Premier Sean Chen (陳冲) has said Shih’s comments may constitute a violation of the Civil Servants Work Act, adding that he believes it to be “a legal matter.” However, the comments do not really constitute a violation of the law, as they do not contravene Article 4 of the Act, which states that civil servants should not, without the prior permission of a senior official, divulge any information related to their work in either a private capacity or in the name of an institution.

Shih’s Facebook posts concern freedom of expression, a basic right of every individual, guaranteed by the Constitution.

His comments were made in a private capacity and had nothing to do with his official duties. Neither the visa-waiver program nor the national health program are related to his position at the CDC. Had he criticized the insurance provision policy before it had been decided, it might have been a different story, and Article 4 of the Act might then have been invoked.
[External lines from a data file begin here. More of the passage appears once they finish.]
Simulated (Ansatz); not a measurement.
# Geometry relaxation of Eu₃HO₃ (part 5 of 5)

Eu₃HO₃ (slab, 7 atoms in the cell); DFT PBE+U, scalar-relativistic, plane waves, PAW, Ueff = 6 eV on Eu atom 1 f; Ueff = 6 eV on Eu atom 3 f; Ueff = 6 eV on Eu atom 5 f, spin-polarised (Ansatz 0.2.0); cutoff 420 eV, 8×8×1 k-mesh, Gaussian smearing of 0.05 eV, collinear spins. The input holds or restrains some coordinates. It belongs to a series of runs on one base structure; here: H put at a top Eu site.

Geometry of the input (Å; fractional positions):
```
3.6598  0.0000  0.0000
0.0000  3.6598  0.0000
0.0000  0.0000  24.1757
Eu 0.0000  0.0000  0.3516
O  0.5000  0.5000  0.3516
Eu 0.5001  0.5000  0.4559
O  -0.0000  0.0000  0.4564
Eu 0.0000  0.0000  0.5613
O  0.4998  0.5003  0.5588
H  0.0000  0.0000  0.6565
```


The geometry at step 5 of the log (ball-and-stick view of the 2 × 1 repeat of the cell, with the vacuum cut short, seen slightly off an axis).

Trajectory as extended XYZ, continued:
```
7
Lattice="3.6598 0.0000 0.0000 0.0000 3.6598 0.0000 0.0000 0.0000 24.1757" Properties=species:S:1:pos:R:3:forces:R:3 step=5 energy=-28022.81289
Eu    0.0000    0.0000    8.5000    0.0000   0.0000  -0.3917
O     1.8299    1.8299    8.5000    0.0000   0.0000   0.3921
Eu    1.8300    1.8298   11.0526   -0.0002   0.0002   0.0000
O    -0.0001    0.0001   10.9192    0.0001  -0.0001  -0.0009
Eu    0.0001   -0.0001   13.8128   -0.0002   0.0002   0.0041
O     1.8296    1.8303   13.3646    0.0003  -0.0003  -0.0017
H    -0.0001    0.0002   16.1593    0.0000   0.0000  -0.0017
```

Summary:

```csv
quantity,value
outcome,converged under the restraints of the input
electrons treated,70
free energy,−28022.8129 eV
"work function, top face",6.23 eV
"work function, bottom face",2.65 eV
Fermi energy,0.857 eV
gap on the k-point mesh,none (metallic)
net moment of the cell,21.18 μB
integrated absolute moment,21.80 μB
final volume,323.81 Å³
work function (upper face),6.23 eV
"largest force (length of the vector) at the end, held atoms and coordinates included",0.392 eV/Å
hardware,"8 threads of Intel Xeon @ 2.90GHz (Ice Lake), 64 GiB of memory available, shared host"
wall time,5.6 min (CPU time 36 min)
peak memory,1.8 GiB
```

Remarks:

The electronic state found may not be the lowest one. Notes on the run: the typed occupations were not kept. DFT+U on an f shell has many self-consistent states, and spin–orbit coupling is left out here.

Since the Facebook posts ran counter to the government’s positions, the government was none to happy, and one Chinese Nationalist Party (KMT) legislator even insinuated Shih was a sleeper working for the Democratic Progressive Party (DPP). This smacks of paranoia.

Chen clearly wants to make an example of Shih to dissuade other civil servants from posting comments on social networking sites and embarrassing the government.

Shih is not the only member of Chen’s Cabinet who likes to express his or her views on the Internet. Former Cabinet spokesman Hu Yu-wei (胡幼偉) recently resigned after revealing on Facebook he had been having an affair with a former student, not long after posting a picture of an iPhone 5 on the site and likening the subsequent attacks against him to the White Terror Era. Council for Economic Planning and Development Minister Yiin Chii-ming (尹啟銘) is also known for avidly blogging and engaging in online fisticuffs, and could be seen as an accident waiting to happen for the government.

Of course, civil servants should be subject to more stringent regulations compared with ordinary people about what they say and do.

However, what they do in their private lives, should be left to their own discretion and the dictates of the Constitution. If what they say is misleading or incorrect they will be held responsible. The Ministry of Foreign Affairs recently identified points that Shih had failed to fully appreciate about the visa-waiver program.

Government officials expressing their opinions on Facebook or personal blogs need not be a bad thing. Former health minister Yaung Chih-liang (楊志良) was applauded for talking about US beef import and health insurance policies, showing the public there are some officials who dare to speak their minds.

Even if officials give their opinions on matters not directly related to their own duties, one could see this as part of their right to freedom of speech, or a catalyst for new ideas and for exploring different aspects of problems. This is what it means to have a free society that guarantees freedom of speech.